When to use: Keep consistent if you will re-ask later and track barrier reduction.
"How do you prefer to learn in this session?"
Why it matters: Preferences help you tune delivery (more demos vs more practice), even if you cannot satisfy every request.
When to use: Use when you can adjust format. Keep options concrete (demo, guided practice, breakout discussion, job aids).
"Do you have any logistics constraints we should plan for?"
Why it matters: You avoid preventable friction (time zone issues, schedule conflicts, travel, lab access).
When to use: Include for live sessions, hands-on labs, or multi-day workshops.
"Optional: Do you need any accessibility support or accommodations to participate fully?"
Why it matters: You can only act on needs you collect early enough to plan for them.
When to use: Make optional, keep it minimal, and only collect what you will use to provide support.

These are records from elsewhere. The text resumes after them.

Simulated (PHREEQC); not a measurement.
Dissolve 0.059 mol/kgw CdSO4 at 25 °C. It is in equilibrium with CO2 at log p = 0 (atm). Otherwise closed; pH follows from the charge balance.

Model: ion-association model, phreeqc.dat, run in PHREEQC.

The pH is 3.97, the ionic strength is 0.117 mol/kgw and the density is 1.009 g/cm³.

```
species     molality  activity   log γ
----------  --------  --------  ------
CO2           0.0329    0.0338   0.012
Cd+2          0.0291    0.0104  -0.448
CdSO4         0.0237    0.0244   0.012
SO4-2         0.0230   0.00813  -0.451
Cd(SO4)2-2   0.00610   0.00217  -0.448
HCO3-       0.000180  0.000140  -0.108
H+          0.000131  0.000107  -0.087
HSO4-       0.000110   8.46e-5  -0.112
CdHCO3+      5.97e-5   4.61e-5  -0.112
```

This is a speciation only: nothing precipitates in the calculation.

Keep unchanged for pre/post comparisons: your baseline skill/confidence items, your success definition question, your intended application question, and your barrier list. Safe to customize: course name/date, examples, tool names, prerequisites, and which optional modules you include.
Next step: in the builder, mark optional modules (tools/processes, accommodations) as optional and add simple skip logic so only relevant learners see them.
Fast customization + timing and distribution plan (high response, low effort)
What you will get: a 10-minute edit checklist plus a simple send schedule that keeps completion high. Use this if: you want actionable data without turning your presurvey into a second training module. Do this now in the template: set a completion target of 3-7 minutes (starter target; adjust based on your audience) and move anything "nice to have" into optional sections.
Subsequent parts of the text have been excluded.